31
Jan
2015

Burma 2015: A challenging hike well worth the effort, Day 13

Today’s uphill trek takes us through villages, alongside fields and gives us the chance to meet many villagers. Lunch in villagers’ homes was our reward.

By Patricia Andersson
Trip Leader

It’s been a pretty sedentary trip so far. Lots of bus rides, small bits of walking around, but nothing you would call aerobic activity, save for some stair climbing as we made our way to the top of various pagodas. With the bounty of delicious food we were being served, we were turning into blobs. Today would change all that.

After breakfast, we headed out in the skinny longboats again, puttering down the canal and into the lake to the tune of the single cylinder diesel engines. It was a veritable rush hour, with a plethora of boats carrying groups of tourists as well as Lake Inle citizens going about their daily lives, bringing wicker baskets full of produce to market, transporting huge bags of corn destined for the cities, and commuting to work at the hotels that dot the shore of the lake.

oxcarts-day13

In rural villages, oxcarts are a standard mode of transportation.

After an hour’s journey, we slowed to glide through Ywama, one of the villages that helps give the area the title of Venice of the East, as the homes are all built on stilts above the water. Canals create village streets, and residents row between their houses. Unfortunately for the lake, their “outhouses” are just covered chutes that deposit contents directly into the water. People also bathe in that water, as well as wash their clothes right off their docks. We all made a quick decision that swimming in the lake was not an activity any of us wanted to engage in. Even still, the area is picturesque and charming.

Once onshore with our local guide for what was promised to be an “easy trek,” we headed into some gorgeous bamboo groves with soft sunlight filtering through the leaves. Soon we were walking through a village, all of us city slickers taking pictures of pigs in their sties. I’m certain the pigs never before felt quite the celebrity status we bestowed on them. With much waving, smiles, and greeting calls of “mingala bar!” we progressed through the village and towards a small sugar cane factory where we watched the labor-intensive process of turning this major local crop from plant into molasses.
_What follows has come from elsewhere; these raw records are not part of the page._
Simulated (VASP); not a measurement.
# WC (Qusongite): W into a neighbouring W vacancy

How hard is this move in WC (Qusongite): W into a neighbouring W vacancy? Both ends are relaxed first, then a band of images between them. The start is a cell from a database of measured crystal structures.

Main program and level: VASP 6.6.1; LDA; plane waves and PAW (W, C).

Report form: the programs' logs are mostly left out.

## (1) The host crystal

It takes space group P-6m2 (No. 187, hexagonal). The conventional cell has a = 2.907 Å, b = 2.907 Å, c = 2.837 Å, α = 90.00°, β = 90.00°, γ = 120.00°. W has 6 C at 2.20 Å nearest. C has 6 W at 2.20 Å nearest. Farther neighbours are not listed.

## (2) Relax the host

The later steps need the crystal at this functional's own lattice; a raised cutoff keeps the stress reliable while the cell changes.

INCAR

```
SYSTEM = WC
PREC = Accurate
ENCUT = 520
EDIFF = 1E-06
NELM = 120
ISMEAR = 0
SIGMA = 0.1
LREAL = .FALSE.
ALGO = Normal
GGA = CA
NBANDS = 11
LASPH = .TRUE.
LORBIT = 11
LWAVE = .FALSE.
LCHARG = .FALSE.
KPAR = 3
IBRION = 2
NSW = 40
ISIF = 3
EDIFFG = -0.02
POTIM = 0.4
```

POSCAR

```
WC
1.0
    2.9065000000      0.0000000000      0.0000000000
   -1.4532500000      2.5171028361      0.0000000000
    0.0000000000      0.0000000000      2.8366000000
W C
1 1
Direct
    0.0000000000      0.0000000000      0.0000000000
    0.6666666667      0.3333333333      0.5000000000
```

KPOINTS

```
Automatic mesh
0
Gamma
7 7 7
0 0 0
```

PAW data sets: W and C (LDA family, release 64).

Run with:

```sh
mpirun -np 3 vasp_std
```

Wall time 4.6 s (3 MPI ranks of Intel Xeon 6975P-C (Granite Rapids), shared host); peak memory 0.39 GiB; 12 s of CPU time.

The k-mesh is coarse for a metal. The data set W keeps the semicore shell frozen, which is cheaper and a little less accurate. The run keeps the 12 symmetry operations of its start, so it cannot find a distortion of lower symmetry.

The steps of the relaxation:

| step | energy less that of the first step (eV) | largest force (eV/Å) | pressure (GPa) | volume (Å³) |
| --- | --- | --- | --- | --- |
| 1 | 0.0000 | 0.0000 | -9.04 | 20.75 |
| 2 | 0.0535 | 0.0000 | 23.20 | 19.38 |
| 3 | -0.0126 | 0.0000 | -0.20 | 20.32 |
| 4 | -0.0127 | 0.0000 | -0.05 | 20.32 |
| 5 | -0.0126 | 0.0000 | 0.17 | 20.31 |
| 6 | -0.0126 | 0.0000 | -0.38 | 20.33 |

Then we were onto the part of the trek that none of us would have labeled as “easy,” nearly two hours of walking on an unceasingly uphill, open dirt road in the increasingly hot sun towards the village where were were promised lunch and a break. Happily the journey was broken up by encounters with villagers who would stop their work and talk with us about growing and processing their crops of tumeric (women’s work), the making of charcoal (men’s work), and the building of a road being constructed to more easily reach the 50 — yes, 50 — new hotels that are about to be built near the shore. We all felt we were visiting the area just in time!

lunch-day13

(L to R) Sandy Lease (Houston, TX), Marilyn Murphy (Thousand Oaks, CA), Tisha Scurich (Santa Cruz, CA) and Helen Belletti (Falls Church, VA) take a lunch break at a local home during a trek through Inle Lake villages, Burma (Myanmar).

Finally at the (almost) top, the path opened into a stunning scene of distant hills and bright green garlic fields, dotted with women from the local Pa-O tribe working the fields in their traditional black dresses with colorful turbans wrapped around their heads. The long climb had certainly paid off! As we trudged the last twenty minutes to our lunch break, we gave way along the road to wooden carts piled high with rice or sugar cane, drawn by Brahman bulls with the camel-like humps on their backs.

Finally we arrived at our lunch stop, where our group of 14 was split and escorted to local homes to sit upstairs on the floor around low wooden tables, where we were fed bowls of noodles and vegetables. Nothing quite compared to how good that meal tasted after that long hot climb! Tea, rice crackers, pound cake, sugar cane pieces and specially-procured pomelo (similar to an overgrown grapefruit) rounded out our meal, and then we were back on the path again. This time we were promised a short-cut, and after only and hour-plus — and downhill this time — we were back at our boats. On our entire journey, we had not encountered a single other Westerner.

Stopping at a restaurant on stilts in “Venice” before heading back to our hotel, most of us ordered frosty bottles of the local beer (creatively called “Myanmar”) and congratulated ourselves on our accomplishment. Although in reality we probably only gained about 800 feet in altitude, we promised to a person that if anyone asked, we would claim to have climbed the highest peak in the range.